Read each specific editor or agent’s guidelines to see whether to send a query only, query with sample pages, query with synopsis and sample pages, and for the latter two, how many pages. Usually, you’ll be pasting into an email or form versus using attachments.
Verify the email address the information should be sent to or whether they use querytracker.net, querymanager.com, or a form on their own website.
Next, PREPARE for PASTING the REQUESTED INFORMATION into the body of an email or into a form. A form will have separate boxes for different info. In email, it will all go into the body of an email. You can easily separate your query letter from synopsis and synopsis from manuscript by using returns (enters) and ten or more dashes.
- Write your query letter in Word and save it.
- Ditto with your synopsis, if required. Some agents or editors will specify how many pages of a synopsis they want. Others won’t. It’s good to have several versions, such as one page and three pages.
- Go to your manuscript and copy the number of pages requested and paste into a new document. Make sure you end your last page on a full line. It’s better to be short than have a partial line. (Of course, you are using standard manuscript format.) I like saving different length page samples with the number of pages in the title-it makes for future ease of use.
Third, open your email or the form. As appropriate, copy your letter, manuscript pages, and synopsis one at a time and paste into the form or email. Remember, for email dashes and a blank line are good separators.
Don’t stress if your pasted in manuscript loses centering for title and chapters. It won’t look perfect. However, I’ve found both yahoo and gmail work fairly well. If in doubt as to how your email will look when sent, you can always send a sample to a friend as a test although it still may not match exactly what the agency or publishing house receives unless your friend uses the same mail service.

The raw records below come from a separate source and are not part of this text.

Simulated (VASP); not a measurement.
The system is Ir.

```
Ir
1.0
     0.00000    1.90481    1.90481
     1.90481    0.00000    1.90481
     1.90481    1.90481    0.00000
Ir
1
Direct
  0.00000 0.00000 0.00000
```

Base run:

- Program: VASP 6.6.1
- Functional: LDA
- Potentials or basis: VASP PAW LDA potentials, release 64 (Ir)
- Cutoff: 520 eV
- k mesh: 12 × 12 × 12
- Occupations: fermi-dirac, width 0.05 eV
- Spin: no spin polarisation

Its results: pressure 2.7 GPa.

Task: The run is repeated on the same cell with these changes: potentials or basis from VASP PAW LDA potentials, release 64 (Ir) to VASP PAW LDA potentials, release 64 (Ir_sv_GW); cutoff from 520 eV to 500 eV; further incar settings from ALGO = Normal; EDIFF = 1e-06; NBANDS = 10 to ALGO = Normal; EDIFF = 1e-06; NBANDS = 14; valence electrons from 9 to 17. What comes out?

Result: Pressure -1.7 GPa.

In email, type an appropriate subject. E.g. Query – Red River, Query SCBWI Oregon Conference, etc. Use whatever the agent or editor has requested. If they don’t specify, putting the word Query and type of submission is helpful. It doesn’t hurt to put your manuscript title.
Lastly, double-check that all your information, including the subject line looks all right. Or for a form that you have filled in all the boxes.
When you are ready to go, enter in the TO: email address for email and send. For forms, choose “submit.” (Multiple page forms might have “continue” before you can submit.
SUBMITTING a QUERY with an ATTACHMENT
In the rare case, you may be able to send an attachment. Usually a Word document is requested. Your most recent or your current version of Word is fine. MAC users, never send a Pages document unless it is requested.
If someone requests a PDF, but you can’t print to PDF or don’t have a PDF maker, download PrimoPDF. It’s free and easy to use.
If you have questions, feel free to put them in the comments.
Nathan Bransford, former agent, author says in How to Format an Email Query: “Note that I did not begin with the recipient’s address or my address or the date, as that is not customary for an e-mail.”
How to Format an Email Query for Literary Agents – Seven Tips says: “…so start your subject line with the word ‘Query.’ . . . After the word query, list your book title and genre or category.”